© Ethan Welty,

Rapid dynamic mass loss from ocean-terminating outlet glaciers is pivotal for the current and future evolution of the GIS and sea level and contributes substantial fluxes of freshwater, icebergs and sediments into coastal fjords. The ice-ocean boundary thereby plays a crucial role for both the evolution of the calving margin and the circulation of energy and nutrients within the fjord and hence the functioning of the fjord-ecosystem. The detailed interaction at this fjord-glacier boundary and the influence of environmental forcing, in particular of buoyancy driven plume upwelling from subglacial water discharge, and on iceberg calving and related fluxes are poorly understood and quantified. The major issues are logistical and physical difficulties in accessing and measuring this ice-ocean interface at sufficiently high temporal and spatial resolution. GreenFjord is therefore ideal to overcome these challenges with an interdisciplinary approach.

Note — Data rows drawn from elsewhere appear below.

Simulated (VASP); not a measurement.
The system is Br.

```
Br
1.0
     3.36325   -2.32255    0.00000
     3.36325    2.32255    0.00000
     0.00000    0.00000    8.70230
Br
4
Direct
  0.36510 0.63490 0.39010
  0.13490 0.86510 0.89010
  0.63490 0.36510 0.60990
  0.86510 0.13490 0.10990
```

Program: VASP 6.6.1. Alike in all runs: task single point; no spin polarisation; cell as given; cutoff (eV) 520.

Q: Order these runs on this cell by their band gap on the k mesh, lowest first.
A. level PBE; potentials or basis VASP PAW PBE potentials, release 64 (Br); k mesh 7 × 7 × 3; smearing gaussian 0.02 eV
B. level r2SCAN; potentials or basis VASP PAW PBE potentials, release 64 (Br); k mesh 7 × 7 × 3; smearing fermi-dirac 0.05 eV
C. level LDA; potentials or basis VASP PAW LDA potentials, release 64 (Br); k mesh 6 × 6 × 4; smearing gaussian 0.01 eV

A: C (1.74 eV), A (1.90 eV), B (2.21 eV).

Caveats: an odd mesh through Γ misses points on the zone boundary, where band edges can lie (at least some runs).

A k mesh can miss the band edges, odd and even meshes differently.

The Cryosphere cluster focusses on an ocean-terminating outlet glacier of the Greenland ice sheet (GIS) and aims to

(i) understand and constrain the process of iceberg calving and the influence of oceanic melt and related discharge driven meltwater plumes thereon,

(ii) apply and advance related emerging observational monitoring methods, and

(iii) quantify the related fluxes of freshwater, icebergs and sediments to the fjord system and assess their influence on fjord circulation.

During repeated multi-week field campaigns at calving glacier Qajuuttap Sermia in southwest Greenland, we combine emerging and established field-methods such as terrestrial radar interferometry (TRI), time-lapse imagery (TLI) and seismic sensing to continuously observe and quantify the processes and fluxes at the ice-ocean boundary.

The methods of TRI and TLI are used to continuously record surface ice flow, calving dynamics above the waterline as well as meltwater plume activity and iceberg motion in the adjacent fjord at meter and minute scales.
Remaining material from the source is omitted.